By Bruce Stambaugh
I haven’t been to my maternal grandmother’s family farm in southern Virginia for years and years. When I arrived in the state’s Shenandoah Valley recently to rejoin my wife, she had a pleasant surprise for me.
The watercolor landscape of Grandma’s family farm hung in the hallway of the apartment we had rented for the fall. We were in Virginia to help our daughter and her family on the home front during the fall. She had loaned the painting to decorate our temporary quarters.
My late mother had painted the landscape of the farm years ago. Dad framed it with well-weathered barn siding he scavenged and repurposed from the farm. There was nothing abstract about this rendering.
I can’t help but smile every time I pass by the farm scene. It brings back such pleasant memories for me.
Growing up in northeast Ohio, we seldom visited the Virginia homestead. It was just too far for a budding young family to travel. Back then it was a three-day drive without the expressways of today.
My grandmother’s two unmarried sisters, Evie and Gertrude, lived on the farm their entire lives. Like many in the south in the 1950s, they worked in a textile mill.
I keenly remember the one trip we did make to the farm when I was a youngster. With no air conditioning, the summer trip south was long and hot.
Signs I had never seen before confused me. As a youngster, I couldn’t fully comprehend “blacks only” notices pointing to the back entrances of businesses. Clearly and thankfully, those were different times.
The farm lane from the highway to the old homestead was little more than two tire tracks that twisted up and around the tree-lined hill to the house. We must have bounded out of the car like a bunch of freed puppies from a cardboard box.
As you can imagine, Grandma’s sisters were gracious hosts. But I could tell having children clamor about their house and property interrupted their normal life. I felt their constant gaze.
Family heirlooms filled the comely old home. Large photos of our great, great grandparents hung in antique oval frames on the living room wall.
The weathered tobacco barn stood behind the house. The two shed-like sides leaned away from the barn’s higher center where the tobacco was hung to dry.
Mom made the barn the centerpiece in her watercolor. The white clapboard farmhouse peeked out from behind.
Mom painted from the perspective of the narrow path that ran down the hill to the spring that supplied the house with water. I had walked that very way with Dad to check the water level to assure our gracious hosts that we would not drain the cistern.
The highlight of the trip for me surely had to be the sumptuous Sunday dinner these two elderly ladies prepared for us. Of course, southern style fried chicken and mashed potatoes served as the main course.

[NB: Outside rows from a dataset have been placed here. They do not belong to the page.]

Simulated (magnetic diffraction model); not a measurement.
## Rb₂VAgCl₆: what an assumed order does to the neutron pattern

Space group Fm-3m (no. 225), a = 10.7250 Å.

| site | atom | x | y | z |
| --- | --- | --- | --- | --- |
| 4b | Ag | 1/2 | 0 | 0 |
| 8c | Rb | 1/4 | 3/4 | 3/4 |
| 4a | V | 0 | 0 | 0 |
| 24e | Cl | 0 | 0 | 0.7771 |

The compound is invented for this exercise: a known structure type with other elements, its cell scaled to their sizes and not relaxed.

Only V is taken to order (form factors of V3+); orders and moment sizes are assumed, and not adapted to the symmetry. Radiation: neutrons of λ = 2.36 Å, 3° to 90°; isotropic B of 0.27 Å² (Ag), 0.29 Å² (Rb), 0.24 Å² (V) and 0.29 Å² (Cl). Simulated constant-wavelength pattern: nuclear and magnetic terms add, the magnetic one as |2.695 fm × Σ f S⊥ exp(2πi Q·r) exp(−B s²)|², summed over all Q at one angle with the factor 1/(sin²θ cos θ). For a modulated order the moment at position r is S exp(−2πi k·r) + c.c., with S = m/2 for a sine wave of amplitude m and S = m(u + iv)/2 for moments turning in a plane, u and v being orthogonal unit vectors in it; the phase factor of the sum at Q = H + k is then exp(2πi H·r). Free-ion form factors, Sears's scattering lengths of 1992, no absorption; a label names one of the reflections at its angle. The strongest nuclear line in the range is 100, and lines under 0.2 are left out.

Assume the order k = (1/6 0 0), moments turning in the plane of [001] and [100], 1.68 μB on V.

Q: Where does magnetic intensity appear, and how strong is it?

Dessert is what I remember the most, however. It was the first time I had ever had German chocolate cake.
I can still taste that made from scratch layered masterpiece, slathered with yummy brown sugar frosting sprinkled with sweet coconut. I don’t know if it was the heat or by design, but that frosting just oozed down the cake’s sides.
My mother’s painting perfectly captured the Virginia farmstead. The watercolor is both a work of art and a precious timepiece of family history.